GeoCarta Has Moved

Jun 9, 2008

In Defense of Paper Maps

News that the California State Automobile Association (CSAA) is getting out of paper map publishing has struck a nerve with Caille Millner. Ms. Millner shares her love of paper maps and her defense of their usefulness in our digital age in a article in today's San Francisco Chronicle:

I,...get tunnel vision at the mere sight of a map. To put it another way: it is difficult for me to play "navigator" when someone else is driving - not because I suffer from some silly, gendered inability to determine what direction the car is headed in, but simply because I find it too trying to pull my eyes away from the mysteries contained in the map for long enough to chart a course.

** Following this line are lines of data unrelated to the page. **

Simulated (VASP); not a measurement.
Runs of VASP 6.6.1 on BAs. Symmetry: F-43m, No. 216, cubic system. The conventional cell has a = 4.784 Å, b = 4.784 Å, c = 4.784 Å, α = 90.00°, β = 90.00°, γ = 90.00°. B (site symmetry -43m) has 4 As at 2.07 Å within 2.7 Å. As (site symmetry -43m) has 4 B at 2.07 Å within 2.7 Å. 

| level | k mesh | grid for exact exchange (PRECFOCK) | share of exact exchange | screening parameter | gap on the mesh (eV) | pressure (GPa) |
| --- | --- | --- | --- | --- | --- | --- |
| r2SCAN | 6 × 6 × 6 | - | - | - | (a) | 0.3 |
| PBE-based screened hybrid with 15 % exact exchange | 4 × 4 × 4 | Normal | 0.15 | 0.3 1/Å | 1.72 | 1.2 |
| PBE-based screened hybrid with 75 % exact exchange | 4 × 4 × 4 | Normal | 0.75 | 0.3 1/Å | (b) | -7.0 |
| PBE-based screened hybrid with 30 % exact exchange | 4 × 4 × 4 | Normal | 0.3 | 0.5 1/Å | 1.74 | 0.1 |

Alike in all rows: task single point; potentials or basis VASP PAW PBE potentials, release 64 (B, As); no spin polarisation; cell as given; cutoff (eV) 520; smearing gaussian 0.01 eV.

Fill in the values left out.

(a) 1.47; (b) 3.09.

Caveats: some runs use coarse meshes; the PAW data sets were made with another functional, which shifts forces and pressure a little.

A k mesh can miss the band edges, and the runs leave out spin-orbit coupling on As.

Take it from someone who is far less emotional about this subject than I am: Curt Sumner, the executive director for the American Congress on Surveying and Mapping. "There are a lot of uses for which just data, digitized map data, are OK," he told me. "It's just not good for every use." When I asked him for a few examples of where digitized data was creating headaches for the professional surveyors he represents, he offered small examples like water lines, fire patterns, and right-of-way property rights. He mentioned that his organization had a rider on a bill in Congress "going forward right now" to require the preservation of documentation of monuments that show right-of-way access (railroad tracks, for instance) because "when the old maps get destroyed, there's no way to determine who has the right of way." Then there the "engineers and fire departments, who really need more accurate information than what's stored on geographic information systems. You know, to build infrastructure." He added that many "official" centers for maps - county recorders' offices around the country, for instance - are in the process of digitizing their maps, and not all of the old maps are being kept.

The CSAA is scheduled to produce its last map by the end of the year.